Activists with Torah scroll
Activists with Torah scrollPhoto courtesy of Miriam Alster

The controversial women’s prayer group Women of the Wall held its monthly Rosh Hodesh prayers at the Kotel (Western Wall) on Thursday in honor of the first day of the new Hebrew month.

The group brought roughly 200 worshipers - an unusually large number given the group's usual attendance of several dozen at best. While the group was allowed in to pray, the Torah scroll they had planned to use in their service was not allowed in.

The group’s insistence on holding public Torah readings led by women is part of what has led to conflict over its activities. Religious leaders at the site have argued that the public Torah readings, which are not customary in the women’s prayer section, are distracting to other worshipers.

According to Jewish tradition, women are exempt from the command to hold group prayers. The women’s section of the Kotel has traditionally been a place for individual prayer, while prayers with a quorum of ten men are held in the men’s section.

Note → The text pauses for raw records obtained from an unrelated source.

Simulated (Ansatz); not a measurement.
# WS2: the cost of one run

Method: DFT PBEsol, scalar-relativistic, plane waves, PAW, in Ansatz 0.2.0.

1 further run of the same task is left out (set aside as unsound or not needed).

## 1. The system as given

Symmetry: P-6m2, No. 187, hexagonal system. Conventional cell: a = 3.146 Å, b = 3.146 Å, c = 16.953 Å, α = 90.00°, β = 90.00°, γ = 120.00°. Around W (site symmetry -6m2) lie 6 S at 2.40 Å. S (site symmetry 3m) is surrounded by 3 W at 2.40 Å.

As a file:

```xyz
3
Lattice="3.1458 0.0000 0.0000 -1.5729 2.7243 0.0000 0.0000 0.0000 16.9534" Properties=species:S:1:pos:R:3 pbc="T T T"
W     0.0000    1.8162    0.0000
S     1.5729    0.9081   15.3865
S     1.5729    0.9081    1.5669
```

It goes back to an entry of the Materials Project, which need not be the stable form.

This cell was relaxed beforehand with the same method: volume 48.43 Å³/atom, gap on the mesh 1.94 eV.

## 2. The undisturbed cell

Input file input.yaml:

While Women of the Wall is pushing to change that tradition, many women have spoken out in favor of the status quo, and have publicly supported religious and political leaders in preserving “undisturbed traditional prayer” at the holy site.

More controversially, whilst most of their activities "merely" challenge traditional practices and customs, critics point out that their insistence on conducting services with a Torah scroll - including the Blessings over the Torah - directly contravene Jewish law (Halakha), and are therefore objectively inappropriate for the Kotel. According to Jewish law, such blessings can only be made by someone fulfilling a Torah obligation; since women are exempt from the obligation of reading from the Torah, reciting the relevant blessings is strictly forbidden.

Women of the Wall activists expressed frustration Thursday over the decision to prohibit their planned Torah reading. “We’re stuck. One the one hand, according to Judge Moshe Sobol, we’re legally allowed to pray with a Torah scroll. On the other hand, the Kotel Rabbi, Rabbi Shmuel Rabinovich, prevents us from bringing our Torah scroll in,” charged director Leslie Sachs.

Rabbi Rabinovich also does not allow the group to use Torah scrolls from the men’s prayer section “which are meant for all worshipers,” she added.

Rabbi Rabinovich is openly critical of the group, which he has accused of deliberately provoking conflict and ignoring others’ sensitivities.

Government officials have stepped in to mediate the controversy over Women of the Wall, and are working to create an alternate prayer space where the group can hold its non-traditional prayers without causing a disruption. The group has already rejected an earlier attempt at a compromise which saw the government building an alternative prayer site dubbed "Ezrat Yisrael".

Members of the organization say that until their demands are met, they plan to continue using the women’s prayer section of the Kotel – and will keep trying to bring in a Torah scroll, as well.